[Python-Dev] Enhanced tracker privileges for "dangerjim" to do triage.

Terry Reedy tjreedy at udel.edu
Mon Apr 26 20:23:00 CEST 2010


On 4/26/2010 2:12 AM, Sean Reifschneider wrote:
> On Sun, Apr 25, 2010 at 08:42:00PM -0400, Terry Reedy wrote:
>> What is *his* interest? How long has he known and used Python?
>
> Good points have been made on both sides of the issue here.  Despite my
> having a vested interest, I really have no strong feelings one way or
> another on the initial request.

Of course, much of the discussion has little to do with the particulars 
of your request ;-).

> But, the answers to your questions above may make it more clear why I was
> looking for the enhanced privileges.
>
> James (dangerjim) has *NO* knowledge of Python -- he has done primarily C
> and Java coding.  He *DOES* have time on his hands.  This is why I proposed
> to him to do tracker triage.
>
> However, as I started walking him through some examples of triage, I
> realized that regular accounts don't have the privileges to do any of the
> things I was proposing.  For example:
>
>     Go into the list of task tasks and look at the ones with no priority.

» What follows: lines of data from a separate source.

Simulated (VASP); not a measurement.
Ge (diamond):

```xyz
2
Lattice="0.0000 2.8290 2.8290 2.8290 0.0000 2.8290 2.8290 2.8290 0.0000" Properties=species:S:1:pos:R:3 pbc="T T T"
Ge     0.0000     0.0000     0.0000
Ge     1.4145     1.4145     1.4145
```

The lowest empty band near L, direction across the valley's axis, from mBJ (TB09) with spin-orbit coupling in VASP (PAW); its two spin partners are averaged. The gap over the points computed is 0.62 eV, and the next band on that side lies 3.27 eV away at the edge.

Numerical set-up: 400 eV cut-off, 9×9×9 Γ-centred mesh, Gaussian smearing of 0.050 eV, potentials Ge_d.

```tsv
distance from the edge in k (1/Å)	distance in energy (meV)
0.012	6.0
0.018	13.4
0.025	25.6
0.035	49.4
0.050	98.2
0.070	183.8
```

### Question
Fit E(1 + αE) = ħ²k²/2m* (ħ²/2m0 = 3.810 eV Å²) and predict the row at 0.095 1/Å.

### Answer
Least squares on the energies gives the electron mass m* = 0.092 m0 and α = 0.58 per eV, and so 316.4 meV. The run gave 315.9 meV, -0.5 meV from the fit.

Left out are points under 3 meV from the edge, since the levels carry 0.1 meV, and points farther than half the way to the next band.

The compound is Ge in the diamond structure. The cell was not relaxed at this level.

No priority effectively means normal priority. I will separately suggest 
that the latter be made the default so there is no need for anyone to 
make such busywork changes.

>     Read through the description and any follow-ups and try to figure out
>     what priority to give it.  In most cases it will be "normal".

As said above, the need to do this should be fixed. In the meantime, if 
people really care about having 'no selection' replaced by 'normal', I 
could do more. I have not bothered because I regard the two as synonyms 
and have not bothered. What a boring thing to give to a newcomer.

 >     However,
>     for some issues it will be clear they should be a higher or lower
>     priority, even to someone who doesn't know Python.

After years on the tracker, *I* do not try to make such judgemnts, so I 
am dubious about the ability of a non-Python newcomer to do so terribly 
sensibly.

>     Then we went on to issue 5575 and read through it.  In reading this one
>     to determine the priority, it was clear that the ball was back in
>     Collin's court, so I showed that I would look to see if Collin was a
>     valid assignee (which he was) and assign it to him, with a comment about
>     why.

To my understanding, the 'asignee' is the person who will make a 
decision on the issue, which usually is the maintainer of the component. 
Who maintains the sqlite, hashlib and ssl modules? I do not know that 
'asignee' should change every time the ball moves to another's court. I 
thought it stayed constant except when the assignee cannot deal with the 
issue.

Is my understanding obsolete?

>     Go into old bugs that have patches, and see if the patches cleanly apply
>     against the trunk.  If they do, do a "make" and "make test".  Add a
>     comment with the outcome.

This, and related C patch review activities, which do not require 
escalated privileges, would be *much* more useful, and probably more 
interesting to your C coding friend.

> Two of the 3 easiest things I came up with for an outsider to help out
> with, are things that his account couldn't do.

But, as I said, one of those two should be fixed, and I believe 
auto-assignment is gradually being improved. The most useful things a C 
coder can do he can do now.

Issues are stalled by lack of review, not by blank priority fields.